Relay-Version: version B 2.10 5/3/83; site utzoo.UUCP
Path: utzoo!watmath!clyde!caip!topaz!ll-xn!nike!lll-crg!seismo!rochester!ritcv!cci632!rb
From: rb@cci632.UUCP (Rex Ballard)
Newsgroups: net.arch,net.unix
Subject: Re: ELXSI System 6400 .... Information needed
Message-ID: <131@cci632.UUCP>
Date: Thu, 26-Jun-86 11:16:32 EDT
Article-I.D.: cci632.131
Posted: Thu Jun 26 11:16:32 1986
Date-Received: Sat, 28-Jun-86 02:44:27 EDT
References: <203@cybavax.UUCP> <1946@calmasd.CALMA.UUCP> <120@portal.UUcp>
Reply-To: rb@ccird1.UUCP (Rex Ballard)
Distribution: net
Organization: CCI, Rochester Development, Rochester, NY
Lines: 61
Xref: watmath net.arch:3593 net.unix:8416
Summary: How to get 101%, don't count everything.

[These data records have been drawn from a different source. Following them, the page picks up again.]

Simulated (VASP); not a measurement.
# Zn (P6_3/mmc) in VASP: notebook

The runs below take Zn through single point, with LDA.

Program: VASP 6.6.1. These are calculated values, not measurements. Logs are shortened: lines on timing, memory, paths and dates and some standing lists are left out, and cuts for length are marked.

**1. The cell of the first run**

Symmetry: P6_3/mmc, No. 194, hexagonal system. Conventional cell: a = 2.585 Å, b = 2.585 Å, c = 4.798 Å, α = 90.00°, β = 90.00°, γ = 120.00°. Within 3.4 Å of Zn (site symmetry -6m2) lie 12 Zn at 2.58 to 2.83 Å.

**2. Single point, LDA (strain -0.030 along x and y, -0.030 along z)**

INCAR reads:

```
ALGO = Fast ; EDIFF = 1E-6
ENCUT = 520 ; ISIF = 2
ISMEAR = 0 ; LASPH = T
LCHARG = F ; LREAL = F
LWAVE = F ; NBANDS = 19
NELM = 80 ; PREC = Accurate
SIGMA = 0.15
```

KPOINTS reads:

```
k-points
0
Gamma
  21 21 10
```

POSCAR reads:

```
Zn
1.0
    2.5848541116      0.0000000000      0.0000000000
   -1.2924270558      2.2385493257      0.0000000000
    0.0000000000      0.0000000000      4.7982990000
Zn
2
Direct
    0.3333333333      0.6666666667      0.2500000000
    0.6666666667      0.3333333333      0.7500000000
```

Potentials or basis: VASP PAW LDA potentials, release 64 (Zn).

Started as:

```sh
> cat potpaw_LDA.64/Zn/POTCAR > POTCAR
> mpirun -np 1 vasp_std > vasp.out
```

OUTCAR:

In article <120@portal.UUcp> jel@portal.UUcp (John Little) writes:
>In article <1946@calmasd.CALMA.UUCP>, rfc@calmasd.CALMA.UUCP (Robert Clayton) writes:
>> a 10 processor test at Sandia Labs they got 10.1X the power of a single
>> processor.  
>
>This is an interesting trick. Does anyone have a clue about how they
>got a greater than linear speedup?

Sure, I've seen it several times in several different situations.
The secret is to not count anything other than "CPU" instruction speed.
In reality, there are probably DMA, MMU and related controllers that are
not included in the MIPS figures.  Caching, asynchronous processing, and
CPU time normally spent doing other things can also be contributing factors.

One really old trick is to use the MMU to do "string moves", this is
especially useful for "pipes" or their equivalents, where you know that
the original is no longer needed.

>Was this a cpu benchmark or did it include i/o? 

Any multi-processor benchmark requires at least some I/O even if it is
just inter-process "pipes".  If the single CPU timings were based on
drystones, but the multi was prolog LIPs or some similar arrangement,
the CPU ratings may have actually been too low.

Even if the exact same algorythm was used (DMA controllers,...), the
bus contention of DMA to/from the same processor vs two different
processors would still lead to a small (1%) increase for two.

From my own experience, I'm suprised they only got 1% on 10 processors,
it should have been .3%/processor.

Sequent, CCI, and several others have often found performance increases
on certain applications (esp. the ones they were designed for).

>Can I program my single processor to emulate a
>multiprocessor configuration and get increased performance :-) ?

In a way, yes!  By using an ACRTC rather than a "Bit mapped" graphics
display, an X.25 serial link instead of an RS-232 link ('rupts every
block instead of every character), and about 20 other "tricks", you
could actually get 200 times the performance of an equivalent "CPU
only system".  It wouldn't show up in the Drystones or Whetstones,
but it would be noticable to the user.

A number of 68020 and 68010 boxes have "Comm boards" that contain
additional processors, including 68008s, 80186s and others, along
with DMA, local memory (for buffering), and individual lines.  These
are usually not taken into consideration when Drystones are compared.
A 5/30 is nominally rated at 2 MIPS, but there are a minimum of 2
additional 1 mips processors "hidden" in the controller boards.

A Sun workstation isn't blindingly fast in Drystones, but for graphics,
it would beat a VAX 8600 (if the Vax ran bit-mapped).

A Cray X-MP will beat a 6/32 in number crunching any day, but a 6/32
does data bases and file servers extremely well.  It's simply a matter
of planning your system archetecture for the type of work you intend
to do.

Just to be fair, what benchmarks did they use?